Skip to main content

SFTP Integration

Written by Team Enterpret

The SFTP integration lets you deliver feedback to Enterpret by dropping JSONL files onto an SFTP server we connect to. Enterpret polls that server on a fixed schedule, picks up new files, parses them, and ingests every record. It's the right choice when you can't push to a webhook (batch exports, nightly jobs, vendor-provided feeds) but can produce JSONL files on a schedule.

Heads-up: SFTP records share the same JSON record schema as the Webhook Integration. The same payload that works as a webhook body works inside a .jsonl line on SFTP — so this article focuses on the transport (server, files, polling, errors). For deep schema details, refer to the webhook article.


How it works

  1. You give Enterpret a set of SFTP credentials and a remote directory.

  2. Enterpret polls that directory on a schedule.

  3. On each poll we list the directory, pick the next file in (modified-time, name) order, and stream-parse it.

  4. Each record is validated and ingested. Records that fail validation are written to a failed records folder (in Enterpret-managed S3.
    Example of ingested feedback records visible in the dashboard after SFTP processing.

  5. Once a file is fully drained, Enterpret advances its internal "watermark" so the same file is never reprocessed (unless you re-upload it with a new modified time).

We never delete or modify files on your server. Cleanup is your responsibility.


What we need from you to get set up

Send the following to your CSM or Enterpret point of contact. Everything except the source-type label is a hard requirement.

Field

Description

Example

Source type

A short label that identifies this feed downstream (used for filtering in the dashboard). Free-form.

Trustvoice, NPS-Q1, Custom

Hostname

SFTP server hostname or IP.

sftp.acme.com

Port

SFTP port. Defaults to 22 if omitted.

22

Username

The user Enterpret will log in as. We strongly recommend a dedicated read-only user.

enterpret-feed

Authentication

One of: password, PEM private key, or PPK private key. Pick exactly one.

(see below)

Remote directory

Absolute path on the SFTP server where you'll drop files.

/exports/feedback

SSH host key fingerprint

The SHA256 fingerprint of your server's SSH host key. We use this to verify we're talking to the right server (prevents man-in-the-middle attacks).

SHA256:abcd1234…

Authentication options

You must provide exactly one of:

  • Password — simplest, but rotate regularly.

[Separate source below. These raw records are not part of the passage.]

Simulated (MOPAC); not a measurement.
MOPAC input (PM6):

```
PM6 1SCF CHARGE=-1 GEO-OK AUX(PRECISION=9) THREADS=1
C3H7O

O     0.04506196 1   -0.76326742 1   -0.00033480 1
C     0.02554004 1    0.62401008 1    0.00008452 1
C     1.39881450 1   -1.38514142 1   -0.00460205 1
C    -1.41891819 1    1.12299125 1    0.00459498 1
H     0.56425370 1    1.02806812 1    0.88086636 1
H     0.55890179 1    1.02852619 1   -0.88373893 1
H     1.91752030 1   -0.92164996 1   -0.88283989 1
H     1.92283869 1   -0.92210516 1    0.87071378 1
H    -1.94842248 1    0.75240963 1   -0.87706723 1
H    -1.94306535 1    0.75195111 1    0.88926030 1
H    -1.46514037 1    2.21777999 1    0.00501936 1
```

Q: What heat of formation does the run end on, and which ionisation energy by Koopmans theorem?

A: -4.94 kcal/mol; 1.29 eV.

  • PEM private key — OpenSSH format. The corresponding public key must be in the user's ~/.ssh/authorized_keys on your server.

  • PPK private key — PuTTY format. Same authorized-keys requirement.

 🔐 Encrypted private keys are supported. If your PEM or PPK is passphrase-protected, send the passphrase in the **password** field. The integration uses the same field for both SSH-password auth and key passphrase — never both at once.

Credentials are stored encrypted at rest. If you ever need to rotate, contact us — we'll update the integration in place.

Why we need the host key fingerprint

SSH has no built-in certificate authority, so the only way for us to be sure we're connecting to your server (and not an attacker) is for you to tell us the expected SSH host key fingerprint up front. We fail closed: if we ever connect and the server's key doesn't match, the poll fails immediately rather than silently trusting a new key.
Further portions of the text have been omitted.